Re: Can we expect an enhancement for derived table merge optimization?
Posted by:
Roy Lyseng
Date: January 14, 2013 08:43AM
Rick James Wrote:
-------------------------------------------------------
> Roy, thanks for the insights. I am an outsider
> looking in. I have been using MySQL since 3.53 in
> 1999. I try to keep up with all the subtle
> issues, but we are getting into some details I am
> weak on. What I know comes from conferences; I
> have avoided VIEWs because of their limitations.
> It has always felt like VIEWs were implemented
> hastily and that the Optimizer was not involved
> enough in the implementation. (As you say: "that
> derived tables and view management were simply
> developed in two separate stages".)
I think that views are pretty well integrated into the optimizer code by now. But there will be more consolidation with the derived tables handing going forward.
If you see deviations between handling of views and base tables, please file bug reports for them. It could be very useful for us going forward, in order to get more robust handling of views in the optimizer code.
>
> > We are working on a solution were we merge
> simple derived tables into the outer query block
> Good to hear.
>
> > Case 2 ... are able to create an index on the
> derived table
>
> Roy, Is that 5.6.7? Or earlier??
I think it was earlier, in 5.6.3.
>
> > Case 5 ... a) If the subquery is non-aggregated,
> it is converted to a semi-join. See below.
>
> If the subquery is complex (eg, including JOINs,
> etc); "a)" could be significantly slower than
> "b)". OTOH, if the _outer_ query has some form of
> LIMIT, then evaluating "a)" a few times could be
> better than a big materialized subquery, plus
> indexing. (Perhaps you cover this debate in "Case
> 6")
>
In principle, solution a) should evaluate all possible strategies, including regular nested-loops join, join buffering and materialization, and choose the least costly plan.

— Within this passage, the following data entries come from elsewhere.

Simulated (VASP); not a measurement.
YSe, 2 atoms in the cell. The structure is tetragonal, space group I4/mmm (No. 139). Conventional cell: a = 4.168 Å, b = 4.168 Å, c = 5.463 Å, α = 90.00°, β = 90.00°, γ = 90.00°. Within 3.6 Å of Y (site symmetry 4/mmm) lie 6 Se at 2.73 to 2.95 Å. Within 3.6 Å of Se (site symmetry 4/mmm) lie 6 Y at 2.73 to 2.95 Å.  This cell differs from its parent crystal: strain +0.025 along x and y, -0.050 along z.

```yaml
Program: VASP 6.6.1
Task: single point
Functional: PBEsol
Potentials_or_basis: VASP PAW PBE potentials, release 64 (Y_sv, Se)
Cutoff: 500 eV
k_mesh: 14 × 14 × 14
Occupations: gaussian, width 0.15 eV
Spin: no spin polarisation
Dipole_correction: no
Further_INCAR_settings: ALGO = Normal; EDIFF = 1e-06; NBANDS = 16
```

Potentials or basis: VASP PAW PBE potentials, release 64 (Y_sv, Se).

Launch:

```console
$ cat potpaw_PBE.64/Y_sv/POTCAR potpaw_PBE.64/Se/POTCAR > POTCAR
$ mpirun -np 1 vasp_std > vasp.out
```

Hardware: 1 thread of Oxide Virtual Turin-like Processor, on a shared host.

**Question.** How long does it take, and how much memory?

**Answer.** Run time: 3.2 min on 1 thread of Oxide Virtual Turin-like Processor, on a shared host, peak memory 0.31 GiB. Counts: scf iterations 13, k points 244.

The LIMIT clause may cause problems for the optimizer, however. For a nested-loops execution, it should not mean very much, but for a materialization or Block Nested Loop join buffering, an operation that may be relatively cheap compared to the nested-loops part without LIMIT, may become overwhelmingly expensive with a small LIMIT. In such cases, you may have to "help" the optimizer by disabling join buffering or materialization.
> Roy, these seem to be contradictory:
> > MySQL 5.6 does not include view merging.
I am sorry. I meant to write "derived table merging".
> > I am not aware of any principal differences
> between views and regular tables
> (Granted, it is a stretch to say those are even
> related.)
> * If a VIEW has a WHERE clause and the SELECT
> using the VIEW also has a WHERE clause, the WHEREs
> are not combined before optimizing, correct?
> (That's what you mean by "merging"?)
> * A "regular" table (or more precisely a regular
> SELECT) would look at the entire WHERE, thereby
> having more optimization opportunities.
>
> I see 'merging' as the main step toward making
> VIEWs first-class, competitive, constructs.
The WHERE conditions are merged in an early stage of the optimizer, and the combined condition is then used as the WHERE clause throughout the rest of the optimization process. I think that JOIN conditions are also merged correctly, both in the case where a view itself is a JOIN, and when a JOIN combines base tables and views.
There are of course problems, such as the inability to create a view that includes a derived table in the FROM clause, and some wrong results with outer joins combined with views in a few circumstances.